I read on the magical Internet that knows (almost) everything that the average number of questions asked by each child per day is 427.
I believe that. Sometimes I think that figure should be per hour, but I digress. If you have more than one child of speaking age you are looking at the potential for thousands of questions every day.
Some of which are easy to answer: Where is my hat? Why is the sky blue? And why can’t I have chocolate for breakfast? Some are harder: Why aren’t I as tall as you? Why did my goldfish die? And what’s for dinner tonight?
“But why mum???”
All parents know that special tone that children use for “but whhhhyyyyy?” And while I do believe that you should do your best to answer as many questions as you can, sometimes “Because Mummy said so.” IS an acceptable answer. I do have a few “but why?” questions of my own that I have so far been unable to find answers to:
- Why do my children play nicely by themselves until Mummy goes to the toilet?
- Why do they instantly start screaming the second Mummy gets on the phone?
- Why do I not notice the baby sick all down my back until I return home?
- Why does the baby do a “number three” on the one occasion I am out without a spare outfit?
- Why do kids complain about being hungry then don’t eat their dinner?
- Why is it that you can be ready early and yet still be late?
- Why do kids like vegemite sandwiches in their lunch box every day…. except every second Thursday? Then it has to be cheese or the whole world will come to an end.
- Why can children go all day in shoes that are on the wrong feet yet spend half an hour throwing a tantrum on the floor when their socks are not on ‘just right’?
- Why does the baby wake up the second you finally sit down with a hot cup of tea?

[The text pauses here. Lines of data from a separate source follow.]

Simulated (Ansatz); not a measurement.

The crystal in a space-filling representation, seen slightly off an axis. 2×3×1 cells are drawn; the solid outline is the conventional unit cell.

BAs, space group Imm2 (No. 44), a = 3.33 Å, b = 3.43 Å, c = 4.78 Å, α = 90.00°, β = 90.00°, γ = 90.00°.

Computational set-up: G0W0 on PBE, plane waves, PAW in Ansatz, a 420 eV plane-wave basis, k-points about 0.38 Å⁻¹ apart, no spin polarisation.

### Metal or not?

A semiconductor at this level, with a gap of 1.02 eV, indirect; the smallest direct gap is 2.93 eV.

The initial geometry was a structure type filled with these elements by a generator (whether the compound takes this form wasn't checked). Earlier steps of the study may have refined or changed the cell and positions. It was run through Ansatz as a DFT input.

- Why do I spend so much time on the Internet and then complain about having no time?
- Why do I continue to go to bed late and then wonder why I’m so tired the next day?
I’m sure I could come up with 427 questions but I have to go and look at things on the Internet now and make a hot cup of tea that will never get finished.
Oh, and in case you were wondering, the hat is on the hook at the door, the sky is blue because blue and violet have shorter wavelengths than other colours and therefore has less work to travel uninterrupted through the atmosphere and you can’t have chocolate for breakfast because I ate it all.